Friday, June 21, started like any other day for ____ ____. The Shippensburg, Pennsylvania, resident finished his overnight shift at a food-packaging plant and stopped for breakfast around 7 a.m. before making his way home.
While driving through town, ____, 22, saw a girl who he thought was a friend of his younger sister. Rain appeared imminent to ____ and there was a slight drizzle, so he stopped to ask if she needed a ride. When he pulled up beside the girl, he realized that she wasn’t his sister’s friend but asked her if she needed a ride anyway.
“She said, ‘No,’ and I told her to be careful and drove home,” ____ told The Appeal. He went home to take a nap.
By the end of the day, he became the prime suspect in what police described as an attempted child abduction. …
Later that day Hinkle charged ____ with one count of felony luring a child into a motor vehicle. If convicted, ____ would most likely face incarceration in the county jail and he would have to register as a sex offender for 15 years. Full Article
So every parent who picks up their child from school could potentially be charged with “Luring a child into a motor vehicle” then, huh? What a ridiculous law!
Wow, what a nightmare! “The law is the law” is one of the worst excuses law enforcement can make.
Next time someone says, “Why aren’t people helping each other? What’s wrong with decency in this world?”, just point them to this article. Why risk helping anyone when laws like this can destroy your life?

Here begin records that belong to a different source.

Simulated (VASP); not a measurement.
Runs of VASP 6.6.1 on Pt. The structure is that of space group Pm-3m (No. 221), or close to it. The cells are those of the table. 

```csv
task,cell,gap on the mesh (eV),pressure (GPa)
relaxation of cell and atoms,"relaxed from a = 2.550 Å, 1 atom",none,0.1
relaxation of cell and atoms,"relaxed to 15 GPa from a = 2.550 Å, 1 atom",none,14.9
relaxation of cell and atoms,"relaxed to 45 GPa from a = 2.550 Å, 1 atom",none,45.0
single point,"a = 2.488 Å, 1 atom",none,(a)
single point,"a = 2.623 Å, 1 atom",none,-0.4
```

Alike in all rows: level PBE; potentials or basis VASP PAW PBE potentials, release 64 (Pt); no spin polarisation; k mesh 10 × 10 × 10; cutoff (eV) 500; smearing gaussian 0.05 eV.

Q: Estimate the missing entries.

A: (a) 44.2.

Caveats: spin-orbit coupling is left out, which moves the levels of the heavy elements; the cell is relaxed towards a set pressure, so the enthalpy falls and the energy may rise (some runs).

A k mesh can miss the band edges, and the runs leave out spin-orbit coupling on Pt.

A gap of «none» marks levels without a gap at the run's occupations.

“According to the Polly Klaas Foundation, only about 100 children nationally are kidnapped in a stereotypical stranger abduction each year. The majority of child abductions are committed by people the child knows, like a family member in the midst of a custody dispute.”
Oh no. The charade of endless child sex trafficking, abductions, rapes by strangers, “sex offender monsters” and other Pure BS hysteria has all crumbled apart from one factual sentence.